Buying a Condo In Singapore, But Can't Decide Between A Freehold Or Leasehold?


Buying a Condo In Singapore, But Can't Decide Between A Freehold Or Leasehold?

If you're buying a condo or apartment in 2026 - whether it's your first resale purchase, your first new launch or your HDB upgrading "big move" - the freehold vs leasehold question will often show up early and then quietly influence almost every decision after: budget, location, unit size, exit plan and even how much CPF you can safety rely on later.

So which is better: Buying a Freehold or Leasehold?

First thing first, before we answer, when potential buyers said “Better”, what do they mean exactly?

Is it the profits, prestige, concerns over lease decay, unwilling to live near someone (mother-in-law) or legacy reasons?

Different buyers buy for different reasons. To me, there are no rights or wrong. Indeed, there are many reasons for choosing FH over a leasehold. This article focuses on the profit aspects.

Here’s the twist: “Freehold is always better” isn’t supported cleanly by real-world performance. A large transaction-based comparison (2016–2024) found that leasehold often matched or beat freehold on percentage returns, especially for new launches, while freehold more often won on absolute dollar gains (because it starts from a higher base).

So instead of asking “Which tenure is best?”, a more useful 2026 question is:

“Am I paying a premium that I can realistically earn back—given my holding period and exit buyer pool?”

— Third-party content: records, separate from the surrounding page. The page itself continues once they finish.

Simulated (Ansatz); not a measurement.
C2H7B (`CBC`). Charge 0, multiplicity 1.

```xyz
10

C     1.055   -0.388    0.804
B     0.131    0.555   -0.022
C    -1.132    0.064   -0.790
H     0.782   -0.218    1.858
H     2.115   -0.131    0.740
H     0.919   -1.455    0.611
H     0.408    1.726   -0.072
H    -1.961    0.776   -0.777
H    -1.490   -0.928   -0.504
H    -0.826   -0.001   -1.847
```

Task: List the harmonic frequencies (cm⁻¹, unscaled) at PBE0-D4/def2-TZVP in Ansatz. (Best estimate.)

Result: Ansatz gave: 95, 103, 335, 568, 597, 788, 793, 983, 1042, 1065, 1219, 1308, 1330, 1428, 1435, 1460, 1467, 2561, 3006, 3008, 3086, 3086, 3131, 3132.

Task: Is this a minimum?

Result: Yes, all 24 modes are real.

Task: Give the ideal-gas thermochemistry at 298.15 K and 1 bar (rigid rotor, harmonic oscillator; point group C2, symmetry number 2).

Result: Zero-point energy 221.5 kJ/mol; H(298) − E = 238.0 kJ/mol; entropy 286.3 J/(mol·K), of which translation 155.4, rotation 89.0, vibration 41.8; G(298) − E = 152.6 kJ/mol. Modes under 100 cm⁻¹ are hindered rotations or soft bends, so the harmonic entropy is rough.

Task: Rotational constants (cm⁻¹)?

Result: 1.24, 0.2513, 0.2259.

Let’s build that answer in a way that works for:

  • first-time condo buyers (resale or new launch),

  • seasoned investors,

  • HDB upgraders,

  • and anyone choosing between 99-year / 999-year / freehold,


The 2026 reality check: what the long run data suggests (and what it doesn't)

A transaction study spanning 2016 - 2025 compared freehold (including 999-year treated as freehold) vs leasehold condos across sizes and purchase types. It found:

  • Across all transactions (new + resale mixed): leasehold slightly outperformed freehold on percentage returns in several size bands (1BR,2br,3BR,4BR,%BR); freehold often had higher absolute gains. 

  • For new launches specifically: leasehold outperformed freehold across every size category on ROI/annualized returns in that dataset—most dramatically in smaller units. 

  • For resale-only: the gap shrinks a lot—suggesting tenure matters less once price discovery has already happened. 

  • By market segment: location/affordability drove outcomes more than tenure. Leasehold in OCR (mass market) showed strong annualized returns; leasehold in CCR looked weak in that sample (high base prices + “contrast effect” when surrounded by freehold). 

So does it mean leasehold is always better?
No, It doesn’t.  Tenure is usually a tiebreaker, not the main engine. The main drivers are still entry price, location, buyer demand, and supply pipeline—and tenure affects those indirectly.

The premium problem: the only question that really matters

Both major consumer guides and market commentary repeatedly point to a reality most buyers feel immediately:

  • Freehold typically costs more than a comparable leasehold unit in the same area. One guide pegs that at around ~15% in like-for-like comparisons, while another uses a “rule of thumb” range of ~10–15%.

Now premium is not automatically “bad.” It’s only bad if:

  1. you don’t need it for your holding period, and

  2. you can’t realistically earn it back (or it compresses your cashflow too much).

A simple “premium payback” test (use this in 2026)

Assume two similar condos in the same neighborhood:

  • Leasehold price: $1,500,000

  • Freehold price (15% premium): $1,725,000

  • Premium paid: $225,000

Now ask:

  • Will a tenant pay more rent because it’s freehold? Usually no—tenure rarely changes rent by itself.

  • Will a future buyer pay $225k more because it’s freehold? Maybe—but only if they’re also willing to pay that premium in that future market, and only if the project still looks compelling against newer supply.

If you’re an investor, you can also sanity-check using yield:

  • If both rent at, say, $4,500/month (=$54,000/year):
    • Leasehold gross yield ≈ $54,000 ÷ $1,500,000 = 3.6%

    • Freehold gross yield ≈ $54,000 ÷ $1,725,000 = 3.1%

This mirrors the exact “math reality” argument: (click to see 5 years average rental yield for the top ten districts) lower entry price often gives better yield, because rent doesn’t “care” about tenure.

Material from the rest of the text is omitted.